As offshore natural gas production snowballs in Israel and private companies begin to announce plans for exports, it has become all too clear that the country lacks the kind of comprehensive energy policy that a resource-rich state needs. Between the government's inability to allocate specific and sufficient funds for defending natural gas installations, minimal environmental regulation, lack of infrastructure, and new threats like cyber warfare and the accumulation of advanced weapons systems by non-state actors, Israel is unprepared to face the challenges associated with protecting its gas reserves. Some steps have been taken recently toward crafting a plan, but the technological, financial, and strategic aspects of what should be a national energy security policy still have a long way to go.
While rig owners have private armed security forces on each platform, the ultimate responsibility to protect these installations lies with the Israeli navy, since the country's coastline is not long enough to merit a separate coast guard. Navy patrol boat vessels currently patrol in the vicinity of this infrastructure -- about 12 miles from Ashdod -- but the military only has 13 fast attack ships. The Super Dvora-class Mark III and Shaldag Mark III patrol craft designated for this purpose, in addition to recently acquired Dolphin submarines from Germany, cannot on their own protect Israel's exclusive economic zone (EEZ), which is almost twice the size of the country itself.

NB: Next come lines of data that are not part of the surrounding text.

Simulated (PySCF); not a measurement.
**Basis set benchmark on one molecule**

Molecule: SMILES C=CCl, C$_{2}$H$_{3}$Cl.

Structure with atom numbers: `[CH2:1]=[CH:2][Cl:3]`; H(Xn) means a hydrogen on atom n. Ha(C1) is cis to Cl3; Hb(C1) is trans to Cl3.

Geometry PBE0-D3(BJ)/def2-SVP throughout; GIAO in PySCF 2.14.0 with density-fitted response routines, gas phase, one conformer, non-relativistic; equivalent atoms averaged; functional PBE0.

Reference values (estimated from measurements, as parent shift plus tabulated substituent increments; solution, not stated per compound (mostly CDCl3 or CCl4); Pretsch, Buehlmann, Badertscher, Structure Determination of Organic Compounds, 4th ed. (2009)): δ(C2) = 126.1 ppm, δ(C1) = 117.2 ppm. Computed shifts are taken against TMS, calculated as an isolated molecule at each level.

The typically underfunded navy recognizes this reality, but while Israel's defense budget is expected to increase in 2014 following a spat with the parliamentary finance committee, no specific amount has been allocated for defending natural gas platforms. On one hand, the ministry of defense and the Israel Defense Forces (IDF) contend that more than $860 million is needed in the form of a one-time budget allocation plus annual operations costs for large patrol vessels, extended surveillance and intelligence capabilities, and Unmanned Aerial Vehicles (UAVs). The ministry of finance, on the other hand, claims that threats are overestimated and defending installations would only cost about $200 million. Meanwhile, the state's national security council, which has conducted its own preliminary report, recommends spending about $775 million. There is certainly a government-wide understanding that protecting offshore gas fields and installations is a national security issue that requires funding, but it seems there is little impetus for expediting an actual decision.
Such a large sum of money is needed in part because the Israeli navy's equipment is in dire need of upgrades to counteract new types of threats such as cyber attacks, guided missiles, and UAVs. The navy worked with Israeli defense companies on a new long-range air defense system to be installed on missile ships, and improved coastal electronic sensors as well in 2013. In December, Israel signed a deal to buy two German-built MEKO class F221 frigates to patrol offshore gas fields for $1.37 billion. Still, IDF officials admit that they cannot adequately secure the infrastructure at sea with their current resources. They worry that the installations are still a "sitting duck" for terrorists, and a recent report that Hezbollah is smuggling advanced guided-missile systems into Lebanon from Syria indicates that the potential for non-state actors to acquire the best non-conventional technology is a reality.
Israel's lack of domestic natural gas infrastructure is a third impediment to energy security. Until the Leviathan field comes online, Israel's gas market will be based solely on the Tamar field, which began production in March, 2013. There is only one production treatment platform, located about 12 miles from Ashkelon and 12 miles from Gaza, which has only one terminal, in Ashdod, and there is only one pipeline to deliver the gas to the Mediterranean coast for local consumption. There is consensus among the Israeli policy community that it is only a matter of time until an attack of accident leaves Israel sitting in the dark or relying on alternative expensive sources of fuel. Given that natural gas is expected to account for the majority of Israel's energy supply, diversifying entry points to the shore and constructing additional refineries and treatment sites is essential to security.
Environmental protection and regulation is yet another missing component of a comprehensive energy security policy. Israel's supervisory laws, which provide for oversight on industrial activity, apply to the country's territorial waters but not to its EEZ, where most hydrocarbon drilling is done. This means that no one -- including exploration and production companies -- can "legally be accountable for damages that ensue there." Nor does the planning committee have jurisdiction over the EEZ, which gives gas companies free reign to operate without being required to perform due diligence, such as environmental-impact studies of drilling plans and safer alternatives. New guidelines have been proposed, but that legislation is not expected to pass in the immediate future, and it does not satisfy environmental groups, which lambaste loopholes in the text that could result in a disaster.
Even though a comprehensive energy security policy is nonexistent, Israel has made some progress in asserting and enunciating a strategy. Natural gas platform defense is now unified under the navy, which is considered to be the only entity capable of protecting the EEZ. Rigs will still have private security forces, but they will always have to coordinate with the IDF. The government also changed the law forbidding the protection of infrastructure outside Israeli territorial waters, enabling the navy to extend its jurisdiction to the EEZ.
Despite the success of these important initiatives, the bigger picture remains a cause for concern. Any energy security policy advanced by Israel must be a comprehensive, concerted, and cohesive effort that mitigates any and every possible threat. Until this strategic necessity becomes a top priority for Israel's policymakers, the country will be subject to enormous risk.